03 September 2008

The return

So I'm home now. Now that I have had some sleep, of that much I am certain. I’m still not sure of anything else, really. Everything feels different, though just how I remember it, nothing ever changes, everything predictable, reliable, as expected. This country can be so boring once you get used to the initial novelty of being here again.

Thanks to the lack of sleep over the last two days, the journey and arrival home seems rather like a dream, looking back. I got up early on the day of departure in order to bid my fellow volunteers goodbye. Everyone quickly disappeared off to their various placements; leaving me to go back to the cottage and finish packing my things, shower, chat to Peter and Vincent while they made lunch for everyone when they got back. Another newbie arrived about an hour before I left. Steph, an English nurse, terrified she was going to be the eldest volunteer, she was very cool and I spoke to her for a while about what to expect from her time in Kenya. I think we’d have got on like that dead millionaire’s house on fire, had she come a month earlier.

Katharine came back from her placement and we were off to the airport, taking care to say farewell to Rebecca, Peter, Vincent and Bryony as we bundled our luggage into the back of Bernard’s Corolla, leaving by the same means as we had arrived. Bernard was a lot more talkative than he was way back on our first arrival, and almost mowed down a pedestrian on his mobile on the way there.

I had tried to dress specifically so that I wouldn’t have to take much off to go through the metal detectors this time, Katharine too was happy that the check in guy didn’t make her pay the fifty-odd quid that she was supposed to for the truly epic weight of her souvenir laden bags.

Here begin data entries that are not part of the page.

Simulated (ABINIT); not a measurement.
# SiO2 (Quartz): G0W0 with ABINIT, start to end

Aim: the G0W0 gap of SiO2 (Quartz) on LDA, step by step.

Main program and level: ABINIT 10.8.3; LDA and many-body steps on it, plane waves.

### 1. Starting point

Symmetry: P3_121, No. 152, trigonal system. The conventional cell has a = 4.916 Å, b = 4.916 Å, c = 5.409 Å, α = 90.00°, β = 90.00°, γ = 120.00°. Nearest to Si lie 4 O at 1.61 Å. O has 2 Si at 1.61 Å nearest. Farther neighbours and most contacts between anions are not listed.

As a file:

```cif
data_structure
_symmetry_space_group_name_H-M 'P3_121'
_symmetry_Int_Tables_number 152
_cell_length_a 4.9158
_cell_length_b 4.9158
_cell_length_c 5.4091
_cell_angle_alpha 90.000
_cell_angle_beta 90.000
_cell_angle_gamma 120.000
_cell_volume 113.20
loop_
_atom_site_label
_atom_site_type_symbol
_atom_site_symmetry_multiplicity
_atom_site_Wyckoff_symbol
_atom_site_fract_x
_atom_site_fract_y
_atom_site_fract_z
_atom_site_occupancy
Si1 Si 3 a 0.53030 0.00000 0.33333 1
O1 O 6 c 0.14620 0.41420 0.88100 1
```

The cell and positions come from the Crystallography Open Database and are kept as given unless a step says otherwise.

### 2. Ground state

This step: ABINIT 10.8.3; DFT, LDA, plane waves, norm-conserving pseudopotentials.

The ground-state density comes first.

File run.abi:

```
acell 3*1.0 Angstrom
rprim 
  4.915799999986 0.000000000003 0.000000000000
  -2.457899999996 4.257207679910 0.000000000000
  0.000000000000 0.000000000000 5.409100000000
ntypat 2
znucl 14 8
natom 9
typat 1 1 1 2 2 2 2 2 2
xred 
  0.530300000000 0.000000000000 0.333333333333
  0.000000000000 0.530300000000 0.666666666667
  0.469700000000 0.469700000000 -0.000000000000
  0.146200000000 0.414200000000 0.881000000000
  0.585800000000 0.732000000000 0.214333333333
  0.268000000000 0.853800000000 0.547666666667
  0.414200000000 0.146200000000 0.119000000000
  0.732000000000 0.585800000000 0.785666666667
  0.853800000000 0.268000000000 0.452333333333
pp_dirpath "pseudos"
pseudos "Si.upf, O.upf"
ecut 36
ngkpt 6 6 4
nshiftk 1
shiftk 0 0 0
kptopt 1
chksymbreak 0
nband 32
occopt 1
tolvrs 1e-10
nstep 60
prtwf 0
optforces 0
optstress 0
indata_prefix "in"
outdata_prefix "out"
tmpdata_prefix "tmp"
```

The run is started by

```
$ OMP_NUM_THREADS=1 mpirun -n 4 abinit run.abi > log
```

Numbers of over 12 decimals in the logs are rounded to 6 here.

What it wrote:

She tried to sleep through most of the flight to Doha and I just tried to avoid watching the in flight movie ‘Speedracer’ by reading my book until we got to the middle-east. This time, I was prepared for the intense heat of Qatar, wearing a single layer of lightweight clothing and watching people ahead of me, who obviously weren’t prepared, step off of the plane wearing jackets and the like, melt and flow down the stairs and onto the, thankfully air conditioned terminal bus. It was dark and extremely hot and once again I was thankful that I didn’t have to experience how much hotter it would be at midday.

Qatar is a Muslim country and, as such, is doing the whole Ramadan thing right now, which also made me thankful it was dark. I was starving and it would be illegal to eat during daylight hours. The fast food counter cheerfully accepted pounds sterling, only they gave change in Qatari Riyals, which I worked out must have a value of around fifteen pence each.

We eventually decided to try and get some sleep in the airport’s quiet room as I had a five hour gap and Katharine had something like a twelve hour gap. The quiet room, we discovered was very poorly named. There was a guy snoring comically loudly and I could hardly believe it was a real snore it sounded so put on; a old woman with dementia or something, who started making some pretty odd and loud noises when her family tried to wake her up to leave; the public announcements continued every ten seconds to give final boarding warnings and as always there was a mother with a baby that seemed to forget that if you’re somewhere that requires you to be quiet and your baby starts crying, you should pick it up and PISS OFF SOMEWHERE ELSE YOU STUPID FUCK!!!!

My time was up and before I knew it, I was leaving Katharine behind to get to my plane. Even at 1 am it’s hotter outside here than Britain has ever been. The plane was another one of those huge ones with lots of complimentary stuff and a TV in the back of every seat. I spent most of my time watching ’10,000 BC’ (not amazing) and ‘Street Kings’ (bloody good) with the remainder of my time trying unsuccessfully to sleep for a while, eating god awful in flight meals and a very short time hitting on a hot hippy looking chick, trying to impress her with the volunteering work I’ve been doing only to find out that she’s been volunteering around the world non-stop for four years… “Okay, you win.”

Due to tiredness, I could no-longer perceive time at all, but if asked, I would estimate that I was waiting at the carousel for my bag for roughly seventeen years. I picked it up, realised there were no more available trolleys and made for the ‘nothing to declare’ exit.

“Hypothetically” I asked, “were I to have a hypothetical very large souvenir knife hypothetically in my bag right now, would I need to declare it?”

“Hypothetically… Yes sir.”

The grumpy, unwelcoming security guard at the ‘Declare your shit here’ desk greeted me with a look of ‘make me have to do any work and you’ll never be found’

“What have you got?” The taint of contempt was astonishing.

“I have a Masai hunting knife in my bag.”

He looked briefly at the bag, “Any fruit or veg?”

“Er… No.” I replied.
He said nothing further and gestured me through with his thumb, looking back at his paper. I quietly laughed, which drew one last stern look from the man before I hurried through the exit, praying that my Mother was here to pick me up and she hadn’t accidentally gone to Heathrow instead.

I was greeted back in Portsmouth by all of my housemates, torn between their happiness to see me again and their contempt for anyone who wakes them up before midday. I gave gifts, relaxed for several hours, told stories of Africa, and then got dragged to a rock gig my brother was playing. It went really well, we all had Subway (oh man, I’ve missed meatball marinara) before I fell into bed.

I’m missing Kenya already and all of those I was there with. Experience of a lifetime.